After a longish wait, of Montreal emerged. First there were just glimpses: a guitar amp covered in pink shag carpet, band members standing behind the opening and closing back stage doors. Hot pink and orange. A ‘70s floral print, a hat with an elaborate veil.
But once they took the stage, the show was off and running. “The Party’s Crashing Us,” an early offering, showcased a kind of overzealous fun. Lead singer Kevin Barnes demanded fist pumping from the crowd. A team of ninjas in black tossed white balloons into the crowd. Psychedelic visuals (far better, graphically, than the typical lava lamp effect) ran across half a dozen screens.
Barnes, dressed in a skinny grey suit, red ruffled shirt, metallic blue eyeshadow, his hair cut short on one side, held court center stage. During the Bowie-esque “Godly Intersex,” the ninjas held up a sheet on which a black and white movie played oblivious to Barnes’ powerful falsetto.

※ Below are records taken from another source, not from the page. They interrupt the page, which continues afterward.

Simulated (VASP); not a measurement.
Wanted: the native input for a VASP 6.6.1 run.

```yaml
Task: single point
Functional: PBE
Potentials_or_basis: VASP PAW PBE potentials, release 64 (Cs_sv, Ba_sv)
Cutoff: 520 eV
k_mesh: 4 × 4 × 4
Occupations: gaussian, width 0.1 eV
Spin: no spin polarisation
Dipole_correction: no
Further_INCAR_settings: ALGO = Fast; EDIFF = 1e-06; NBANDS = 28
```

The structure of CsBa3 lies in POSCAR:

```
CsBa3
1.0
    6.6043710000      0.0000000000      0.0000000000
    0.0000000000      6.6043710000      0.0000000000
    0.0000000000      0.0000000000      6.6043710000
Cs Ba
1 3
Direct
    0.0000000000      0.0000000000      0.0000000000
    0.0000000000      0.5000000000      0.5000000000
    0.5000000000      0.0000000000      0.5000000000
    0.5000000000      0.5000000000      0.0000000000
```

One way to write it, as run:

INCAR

Of Montreal played a number of songs from their latest release, Paralytic Stalks. “Dour Percentage,” probably the best known track from that album, is all BeeGees swagger and boogie nights — enough so that a guy nearby shouted, “Disco sucks!” But what the band was playing was really anti disco, using the vacuous, polyester club beats of the ‘70s as a jumbling off point to talk about everything that disco would never touch. Lonliness, alienation, disillusionment. All wrapped up in a party-ready confection of lights, layered instrumentation, theatrics, costumes, performance art, crowd-surfing ninjas and a crazy, spooky flute melody.
Visuals — nearly as much a part of the show as the songs — ranged from paper cut art that recalled Where the Wild Things Are to a black, white and red TV-with-no-reception series of jabs and slashes set to a heavy, blood-pounding number that took the mood from ‘70s groove to ‘80s stadium rock.